It is no secret that the UK Government is still running at a significant loss. It is therefore no surprise that organisations are having to cut costs, and for the public sector, this has fast become its mantra. The NHS, Children’s Services, Housing and Regeneration, Local Government, the Police Force – everywhere you turn there is a generic call to introduce changes that will save money.
One popular initiative has seen many local councils consolidate their operations by co-locating their staff. NHS, education, council employees and others are all congregating together in one central location in an effort to reduce property costs. While on the surface this seems a practical solution, for the IT team it’s a logistical nightmare.
Imagine if you will, each department existing in its own locale. Part of the infrastructure would typically include a physical IT network. Just like a building has walls protecting the contents inside, the network too would have barriers, or gateways, to prevent external access. As organisations come together, under one roof, so too do the networks on which they function and this is where the complexity begins.

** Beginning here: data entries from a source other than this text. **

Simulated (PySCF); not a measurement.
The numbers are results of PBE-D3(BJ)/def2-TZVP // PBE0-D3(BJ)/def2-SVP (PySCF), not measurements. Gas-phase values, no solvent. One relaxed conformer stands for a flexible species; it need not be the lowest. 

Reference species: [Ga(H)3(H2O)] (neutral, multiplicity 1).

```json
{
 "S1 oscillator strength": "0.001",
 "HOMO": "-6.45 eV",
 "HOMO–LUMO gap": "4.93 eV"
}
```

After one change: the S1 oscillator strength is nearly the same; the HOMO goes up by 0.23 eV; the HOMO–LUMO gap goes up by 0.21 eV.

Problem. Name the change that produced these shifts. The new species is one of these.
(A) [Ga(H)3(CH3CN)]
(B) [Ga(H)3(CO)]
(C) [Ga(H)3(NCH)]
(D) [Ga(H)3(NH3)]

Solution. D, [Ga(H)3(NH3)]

Sticking with the physical building analogy, if you give someone a key to the front door, without a thought to the security within the building, then that person is free to roam all the floors, corridors, offices and potentially rifle through the unlocked drawers and filing cabinets within. Similarly, a physical network is made up of several layers and it’s reliant on someone physically locking all the areas, or compartments, to prevent unauthorised access.
It is imperative that a company controls which individual has access to which services, applications and information and from where. They also need to ensure that each individual is actually who they claim to be. While this sounds pretty straight forward, it can be very complex to manage without the right tools.
Before I continue its worth clarifying that inadequate data protection will get you into a whole heap of trouble. If you’re in any doubt a quick internet search of ‘public sector data breaches’ will bring up a long list of organisations that stand testament to the size of the problem, and the penalties they’ve incurred as a result.
Instead of building separate physical or rigidly constructed networks for each organisation, one method that is gaining popularity is to create one network, and to control access to the services and data it houses at the point of entry.
Networkless connectivity removes the dependency on how the network is physically constructed and is instead dependent on an individual’s role within the organisation. Using access control technology, the services and information each individual is granted access to will be determined at the point that they attempt to connect to the network.
Returning again to the building analogy, it is akin to each person having their own unique key to the building that, when they unlock the front door, automatically opens all the doors within the building that they can legitimately enter, but also seals all the doors that they should not.
Access can be further controlled by what type of device is being used to connect and where people authenticate themselves. For example, if a user connects to the network from a PC within the organisation’s premises then they can access all files and information needed to perform their duties.
However, if they connect from a laptop from home, they may be restricted to just calendar information or basic applications. Taking it a step further, access can be further controlled by the day of the week and/or time of day that the person is accessing the network to determine what they can do and see.
While this might all sound extremely complex, fundamentally networkless connectively is far more flexible, with the underlying infrastructure easier to build and manage.
As previously mentioned, a key security consideration is proving that the user is who they claim to be. Historically, many access gateways required an individual to enter their username and password combination to authenticate themselves. While this may have been adequate for one organisation functioning from one location, as soon as you start co-locating, or even allowing remote access, single factor authentication is woefully inadequate and easily circumvented.
For this reason the introduction of two factor authentication (2FA) is increasingly being driven by legislation and/or the need to be more secure. 2FA fundamentally is the combination of two of three elements:
- Something you know – a username or password, etc
- Something you have – an authentication device such as a smartcard, etc
- Something you are – referred to as biometrics it involves retina or fingerprint scanners etc.
Just so we’re all straight, a username and password combination is not 2FA as it is two variations of one element i.e. two things you know.
Now that we’ve established what 2FA is, it’s time to look at what the options are. Fundamentally there are two main forms of authentication device:
- A physical token or smartcard
- A virtual token – a mobile phone used to receive a passcode via SMS message or generate the code via an app.
While physical tokens have been used for numerous years, many would argue that they’re an outdated technology. In addition to the administrative nightmare of configuring each token, and the logistical headache of distributing them to users, they also have a shelf-life – typically two to three years.
In contrast, virtual tokens on smartphones are far cheaper to manage (usually via a self-service portal), practically every pocket houses a device, and people are comfortable with their handset so user acceptance is easily overcome.
Networkless connectivity combined with strong 2FA allows straightforward user access, without constraints, to deliver a completely dynamic set up at the time of connection. So, whether you’re merging, re-merging, de-merging or just looking to introduce a more flexible working practice, securely, make sure its future proof and cost-effective. Instead of getting physical, it’s time to start thinking outside the box, and even the building.